What's your second most commonly used distro?
EndeavourOS on my desktop, Red Hat and Ubuntu on servers(at work).
NixOS everywhere (except for one server which I have yet to migrate from Rocky to NixOS)
Garuuuuuda. Love it. Been running it for the past few years. The devs come off as assholes, but they're actually just German;)
Linux Mint, it just works
NixOS. Declarative config with opt-in state is awesome.
Same here. It's made my life a whole lot easier since on previous distros, I had to depend on documenting manual hacks I had done.

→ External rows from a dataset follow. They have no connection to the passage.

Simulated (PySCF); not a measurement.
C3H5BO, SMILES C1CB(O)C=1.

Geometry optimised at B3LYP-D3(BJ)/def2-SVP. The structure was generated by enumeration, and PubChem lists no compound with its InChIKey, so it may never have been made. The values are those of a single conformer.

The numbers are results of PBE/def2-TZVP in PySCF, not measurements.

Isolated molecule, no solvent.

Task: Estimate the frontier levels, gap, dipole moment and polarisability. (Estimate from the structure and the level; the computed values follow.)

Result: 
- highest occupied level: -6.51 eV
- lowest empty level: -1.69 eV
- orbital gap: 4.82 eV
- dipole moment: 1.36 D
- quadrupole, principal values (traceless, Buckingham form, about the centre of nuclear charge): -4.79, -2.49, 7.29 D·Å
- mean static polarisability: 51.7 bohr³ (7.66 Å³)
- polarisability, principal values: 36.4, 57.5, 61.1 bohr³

Fellow NixOS traveller. I used Nix for work and never saw the appeal of a whole OA built around it but when I saw a tutorial with the declarative config I was instantly sold.
Arch, Debian, NixOS, Fedora Silverblue, Raspbian, GrapheneOS[Android]
Linux Mint. Nothing beats your computer just working when you have shit to get done.
Same. Mint, because n00b.
Been using NixOS for a couple months. It’s gotten easier to configure and change because of it, and new computers are super easy to setup because I can just change/apply the config and system wide changes will apply with one command!
I've been a daily fedora user for the half year. Initially I started off with ElementaryOS but it was so filled with bugs, and glitches, so it didnt last for more than a couple of months. While the fedora experience is way more streamlined.
I had the same experience with ElementaryOS. I really wanted to like it but it just wasn’t a good experience at the time.
Fedora, because it just works and it ships recent software versions.
I also like Fedora Silverblue, and projects like ublue are very interesting in my opinion.
Could you explain what you find interesting about Silverblue ?
Fedora is truly awesome project! ❤️
Does SteamOS count? My steam deck is my current “Linux” machine.
Yes! My coworker does this and I think it's pretty cool.
OpenSUSE, Tumbleweed on workstations (KDE) and Leap on my server.
Linux Mint with Mate DE.
I fall firmly in the Ubuntu/derivative camp for the most part. My laptop is on Pop, some of my virtual servers are on Ubuntu. Only exception is UnRAID, which is technically Slackware.
I used to use Void as my main distro, but then the developer drama made me shy away from it (keep in mind, this was like forever ago and I haven’t looked at Void at all since). After that I floated around trying everything, from Gentoo to the BSDs (I know, not Linux). Nowadays I use OpenSUSE Tumbleweed. I got tired of doing everything manually and OpenSUSE just makes everything so much easier to use, IMO.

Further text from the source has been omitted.